By Nora Boustany
Wednesday, February 3, 1999; Page A14
Only in the most sinister corners of the globe do people give up what
is worth living for to say: "It would be better to die standing up." This
is how Bernard Kolelas, the former prime minister of the Congo Republic
and ex-mayor of Brazzaville, summed up the mood of militiamen entrenched
in the country's jungles to battle government forces of Gen. Denis Sassou-Nguesso,
Kolelas's alternate political enemy and ally.
Sassou-Nguesso seized power on Oct. 15, 1997, ousting President Pascal Lissouba -- who had defeated Sassou-Nguesso in an election four years before -- with the decisive help of Angolan troops. The fighting that led up to the coup, Kolelas said, started on June 5 of that year with skirmishes that erupted when Sassou-Nguesso insisted on entering a village -- whose headman he had liquidated -- on the shoulders of his men, as was traditional. That incident, Kolelas said, led to violence elsewhere by Sassou-Nguesso gunmen, whose defiance drew Lissouba's troops into the fray.
Explaining why he rejected urgings by France that he enter the current Sassou-Nguesso government, the former premier said he had fought against Marxists and Leninists for decades and would never serve a leader who was not elected. "I said no, I am not here for power's sake, to serve a regime that does not serve democracy," Kolelas recalled.

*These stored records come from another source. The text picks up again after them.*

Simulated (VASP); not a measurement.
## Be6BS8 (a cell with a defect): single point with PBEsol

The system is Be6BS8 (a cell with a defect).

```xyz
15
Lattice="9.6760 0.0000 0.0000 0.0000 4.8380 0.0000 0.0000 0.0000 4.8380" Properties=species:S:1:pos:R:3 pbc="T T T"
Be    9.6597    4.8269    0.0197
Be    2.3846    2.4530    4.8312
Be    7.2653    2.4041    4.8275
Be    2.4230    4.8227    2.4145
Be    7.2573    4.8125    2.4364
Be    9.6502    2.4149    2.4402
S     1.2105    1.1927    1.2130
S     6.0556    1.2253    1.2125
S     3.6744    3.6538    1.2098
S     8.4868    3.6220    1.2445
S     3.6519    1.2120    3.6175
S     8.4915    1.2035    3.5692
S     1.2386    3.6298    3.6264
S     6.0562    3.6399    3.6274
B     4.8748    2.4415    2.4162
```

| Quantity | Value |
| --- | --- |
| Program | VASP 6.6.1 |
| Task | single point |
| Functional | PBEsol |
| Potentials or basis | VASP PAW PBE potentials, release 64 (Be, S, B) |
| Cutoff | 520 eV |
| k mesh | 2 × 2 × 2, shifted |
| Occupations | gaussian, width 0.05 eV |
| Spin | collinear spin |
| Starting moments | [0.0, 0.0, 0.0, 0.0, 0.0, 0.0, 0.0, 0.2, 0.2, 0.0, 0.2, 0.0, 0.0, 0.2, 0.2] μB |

Now, Kolelas's previously demobilized militiamen -- known as Ninjas -- have taken up arms against Sassou-Nguesso, and Kolelas said he regrets a past alliance with the general. The Congo Republic's constitution, Kolelas said, calls for "civil disobedience when the constitution is not upheld." Kolelas himself is in the United States, keeping an eye on developments back home and talking to State Department officials about how to steer his country out of the mess it's in.
He is demanding that Angolan troops and Chadian, Libyan, Cuban, Rwandan and Moroccan mercenaries leave the country before the beginning of any peace talks that could lead to "a consensual management of the situation" among the Congo Republic's many factions. He is asking also that a multinational intervention force be deployed for a year that would conclude with elections supervised by international observers. Militia groups would then be disarmed with the object of integrating some of them into an "apolitical, republican army," he added. At present, the nucleus of the army is loyal to Sassou-Nguesso.
Aligned With Mecca?
Two decades after Iran's Islamic Revolution scrambled political and religious landscapes of the Middle East and of Muslim states beyond, Arash Farouhar, 30, the son of Iranian dissidents who were stabbed to death late last year, offered a glimpse into the unresolved and heroic struggle for freedom and democracy in his country.
His father, Daryush Farouhar, a lawyer and secretary general of the opposition Iran National Party, and his activist mother, Parvaneh, were assassinated Nov. 22. They were victims of a wave of killings and kidnappings -- which moderate government leaders have blamed on extremist security and intelligence elements in the regime -- that was aimed at paralyzing a growing challenge to the legitimacy of Islamic rule.
Arash Farouhar, who lives in exile in Germany, said he is touring the
United States to call for an international nongovernmental group to investigate
the killings. The Tehran government has acknowledged that elements of its
security apparatus were implicated in the terror campaign and has called
for an investigation, but no one has been named, charged or brought to
justice, Farouhar said in an interview Monday. A cleric close to President
Mohammed Khatemi who was sent to express condolences to the family told
the young Farouhar that international pressure" was needed because
"Khatemi cannot do it alone." A commission assigned by Khatemi to investigate
the killings announced recently that "the motivation was not political."
That infuriated students and
activists who say that failure to identify the culprits will discourage
intellectuals and encourage a "reign of terror."
"Those . . . who expected to improve the establishment were suppressed
by the very same establishment," Daryush Farouhar said in an interview
three weeks before his death. A week later, he wrote in an underground
journal that Khatemi was "distancing himself from what he has promised
as days go by. Expecting something from him is a major deviation from the
path we must follow."
At the Farouhars' funeral in Tehran, which drew more than 100,000 people,
one mourner went down on his knees facing the freshly dug grave and away
from Mecca, Arash Farouhar recalled. Daryush Farouhar, who had
fired the imagination of young Iranians, had been stabbed 11 times
in the chest and placed on a chair facing the qiblah -- the point to which
Muslims turn to face Mecca when they kneel in prayer. So the mourner, turning
his back to Mecca, declared: "They said they killed you and directed you
toward the qiblah. You are my qiblah."
Students, who formed protective chains around Arash Farouhar when he
came for his parents' burial, told him that the time will come when Khatemi
must choose between the rule of clerics and of the people. "I
don't want to defend Khatemi, and I don't want to condemn him," Farouhar
said. "He will only make a difference when he puts his life on the line."